We propose a two-stage estimation method of variance components in time series models known as FDSLRMs, whose observations can be described by a linear mixed model (LMM). We based estimating variances, fundamental quantities in a time series forecasting approach called kriging, on the empirical (plug-in) best linear unbiased predictions of unobservable random components in FDSLRM.
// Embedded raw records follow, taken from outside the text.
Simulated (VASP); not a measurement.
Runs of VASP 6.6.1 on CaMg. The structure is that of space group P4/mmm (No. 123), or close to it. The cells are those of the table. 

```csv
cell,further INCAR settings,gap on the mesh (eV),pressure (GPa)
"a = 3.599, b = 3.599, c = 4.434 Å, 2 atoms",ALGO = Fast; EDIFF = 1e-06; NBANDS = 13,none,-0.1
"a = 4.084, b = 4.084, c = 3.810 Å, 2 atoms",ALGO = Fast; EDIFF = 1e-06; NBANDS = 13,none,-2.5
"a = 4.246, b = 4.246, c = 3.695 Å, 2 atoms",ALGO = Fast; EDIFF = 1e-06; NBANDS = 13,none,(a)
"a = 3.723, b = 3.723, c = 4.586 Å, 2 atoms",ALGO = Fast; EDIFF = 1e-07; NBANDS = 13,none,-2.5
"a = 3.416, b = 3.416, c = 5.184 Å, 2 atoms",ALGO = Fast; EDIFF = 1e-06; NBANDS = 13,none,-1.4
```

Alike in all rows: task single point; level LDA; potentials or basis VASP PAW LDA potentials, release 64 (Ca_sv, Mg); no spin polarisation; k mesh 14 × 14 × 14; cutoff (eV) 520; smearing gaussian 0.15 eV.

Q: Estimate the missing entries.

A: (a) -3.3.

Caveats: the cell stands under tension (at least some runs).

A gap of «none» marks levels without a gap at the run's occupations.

The method, providing invariant non-negative quadratic estimators, can be used for any absolutely continuous probability distribution of time series data. As a result of applying the convex optimization and the LMM methodology, we resolved two problems $-$ theoretical existence and equivalence between least squares estimators, non-negative (M)DOOLSE, and maximum likelihood estimators, (RE)MLE, as possible starting points of our method and a practical lack of computational implementation for FDSLRM. As for computing (RE)MLE in the case of $ n $ observed time series values, we also discovered a new algorithm of order $\mathcal{O}(n)$, which at the default precision is $10^7$ times more accurate and $n^2$ times faster than the best current Python(or R)-based computational packages, namely CVXPY, CVXR, nlme, sommer and mixed.
We illustrate our results on three real data sets $-$ electricity consumption, tourism and cyber security $-$ which are easily available, reproducible, sharable and modifiable in the form of interactive Jupyter notebooks.